9/30/11

Just a Wee Bit Jealous, Dad

Today is my dad's twelfth anniversary of his arrival in heaven.  I must confess, I miss him just as much as the day I said, "Goodbye."  But life goes on.

The changes in my life since then are astronomical.  JJ is no longer in middle school.  He's married to the beautiful Honey now.  He graduated from a great Christian university and Dad would be/is so very proud.

I'm a licensed minister now, although we traveled for years in ministry together as a family.  I hope Dad is able to see some of the fun I'm having and the work we're doing to help people. 
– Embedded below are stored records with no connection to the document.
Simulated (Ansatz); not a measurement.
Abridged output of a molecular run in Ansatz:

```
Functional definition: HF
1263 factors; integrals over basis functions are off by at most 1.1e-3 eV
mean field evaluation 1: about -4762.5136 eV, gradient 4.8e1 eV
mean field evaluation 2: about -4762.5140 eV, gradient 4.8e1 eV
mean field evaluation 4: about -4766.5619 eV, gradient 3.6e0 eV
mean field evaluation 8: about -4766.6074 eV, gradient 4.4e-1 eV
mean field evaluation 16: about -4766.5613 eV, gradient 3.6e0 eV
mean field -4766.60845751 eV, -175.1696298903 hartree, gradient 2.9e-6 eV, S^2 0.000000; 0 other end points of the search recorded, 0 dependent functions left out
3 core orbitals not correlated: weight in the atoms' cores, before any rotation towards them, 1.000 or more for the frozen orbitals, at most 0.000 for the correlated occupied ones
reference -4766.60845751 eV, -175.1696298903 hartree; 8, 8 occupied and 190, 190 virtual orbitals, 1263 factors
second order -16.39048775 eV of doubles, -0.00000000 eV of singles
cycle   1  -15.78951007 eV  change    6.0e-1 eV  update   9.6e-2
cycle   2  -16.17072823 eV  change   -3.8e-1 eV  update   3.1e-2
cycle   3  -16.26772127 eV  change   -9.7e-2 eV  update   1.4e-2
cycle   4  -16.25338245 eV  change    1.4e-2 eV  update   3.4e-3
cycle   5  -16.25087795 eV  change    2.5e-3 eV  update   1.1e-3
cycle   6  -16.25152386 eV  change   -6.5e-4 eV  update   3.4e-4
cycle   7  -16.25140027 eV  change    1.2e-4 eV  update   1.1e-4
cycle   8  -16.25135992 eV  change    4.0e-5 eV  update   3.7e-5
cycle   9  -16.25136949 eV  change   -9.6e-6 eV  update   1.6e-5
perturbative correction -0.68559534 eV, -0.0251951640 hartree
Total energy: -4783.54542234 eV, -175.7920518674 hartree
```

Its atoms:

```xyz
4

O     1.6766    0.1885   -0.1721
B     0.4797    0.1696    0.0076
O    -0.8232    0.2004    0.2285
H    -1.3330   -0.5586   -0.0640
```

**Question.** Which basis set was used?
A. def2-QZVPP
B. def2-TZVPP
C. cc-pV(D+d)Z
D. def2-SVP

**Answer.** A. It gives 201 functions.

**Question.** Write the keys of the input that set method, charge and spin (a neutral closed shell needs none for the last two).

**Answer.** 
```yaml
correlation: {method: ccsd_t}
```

When I remember my dad, the first thing I see is his smile.  I can hear his laugh and feel the touch of his hands.  When I think of the joy he's experiencing now, it's hard to be o.k. with still being here.  Imagine having as much time as you want with your best friends from your entire lifetime ~ all together and no one is in a hurry.  No one cares about who got that new house, who lost their job or who is hurting or sick. 

Every tear is wiped away.  The light of our Lord brightens up the entire place.  I doubt anyone needs new quilts, but maybe they have them made up from all the good things they remember here on Earth.

Or maybe.  Just maybe... there are brand new things to celebrate.  I can't wait to find out what those things may be ~ or hold my dad's hand again.